Skip to main content

Auto Feature Engineering

Auto Feature Engineering provides a unique way to derive optimal feature sets for modeling tasks. It combines automatic generation of new features based on your data with selection of the most important features. The output delivers a tradeoff between model complexity and predictive performance.

To use Auto Feature Engineering:

  1. You only need a data set and a column you want to predict.
  2. Then choose the maximum time you want the optimization to run.

Normally the default five minutes are enough for very accurate results, because in that time thousands of evaluations are already performed.

A simple example

Before the discussing the more general aspects of feature engineering, let us consider a simple, if slightly artificial, example.

Suppose your only modeling tool is linear regression. In this overly simple world, all your data has to fit a straight line. If and when you have approximately straight-line data, you can expect to make good predictions. But what do you do if the inherent relation between your input data and the target data is not linear?

  • Question: Suppose the inherent relation is quadratic?

    Answer: You can take the square root of the input data, and then the relationship is linear.

  • Question: Suppose the inherent relation is a power law?

    Answer: You can take the logarithm of the input data, and then the relationship is linear.

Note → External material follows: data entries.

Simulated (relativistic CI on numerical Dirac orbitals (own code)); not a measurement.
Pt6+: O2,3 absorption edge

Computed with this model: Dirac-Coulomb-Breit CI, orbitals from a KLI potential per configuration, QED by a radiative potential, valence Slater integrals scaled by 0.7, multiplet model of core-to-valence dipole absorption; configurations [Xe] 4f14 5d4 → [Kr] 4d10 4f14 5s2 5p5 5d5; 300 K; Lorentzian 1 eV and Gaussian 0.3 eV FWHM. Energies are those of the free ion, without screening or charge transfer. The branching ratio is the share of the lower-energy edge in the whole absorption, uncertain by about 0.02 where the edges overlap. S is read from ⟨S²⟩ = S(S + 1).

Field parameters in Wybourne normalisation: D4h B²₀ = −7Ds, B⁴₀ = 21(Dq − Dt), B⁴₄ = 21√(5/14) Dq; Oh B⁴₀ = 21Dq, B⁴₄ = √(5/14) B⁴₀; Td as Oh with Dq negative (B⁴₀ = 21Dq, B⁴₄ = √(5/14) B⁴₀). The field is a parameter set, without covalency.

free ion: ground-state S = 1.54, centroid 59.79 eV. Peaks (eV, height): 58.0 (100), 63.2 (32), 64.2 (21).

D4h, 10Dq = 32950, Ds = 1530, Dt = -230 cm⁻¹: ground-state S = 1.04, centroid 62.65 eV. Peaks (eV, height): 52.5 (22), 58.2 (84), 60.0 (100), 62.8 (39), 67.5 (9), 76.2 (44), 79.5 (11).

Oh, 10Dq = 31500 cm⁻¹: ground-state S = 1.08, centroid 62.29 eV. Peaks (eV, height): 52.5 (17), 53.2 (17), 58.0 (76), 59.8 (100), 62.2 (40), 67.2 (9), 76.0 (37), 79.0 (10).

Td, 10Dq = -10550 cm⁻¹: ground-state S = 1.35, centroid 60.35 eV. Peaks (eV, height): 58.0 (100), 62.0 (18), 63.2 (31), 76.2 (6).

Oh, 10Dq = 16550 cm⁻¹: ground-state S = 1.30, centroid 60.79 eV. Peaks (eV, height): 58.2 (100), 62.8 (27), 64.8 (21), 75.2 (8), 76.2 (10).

In either of the above examples, you can now expect your model to work reasonably well.

This is the basic idea of feature engineering: that you can compensate for the weaknesses of your model or your data by transforming the data. The endpoint of this process is a model optimized for better performance -- or, perhaps, identical performance with a reduced number of input variables.

More complex problems

In general, the problem you are working on will be more complicated than the one described above.

  • The number of data columns may be very large, and it's not a given that you will have any intuition for the relation between each input column and the target column.

  • Your model will be more sophisticated than linear regression, but even more sophisticated models have their weaknesses.

When applying feature engineering to these more complex problems, you can make your life easier by automating the process of generating new features and then analyzing those features. In an attempt to find features that better match the problem at hand, the automation should

  • transform the initial input columns, as described above, and also
  • combine these input columns in various ways.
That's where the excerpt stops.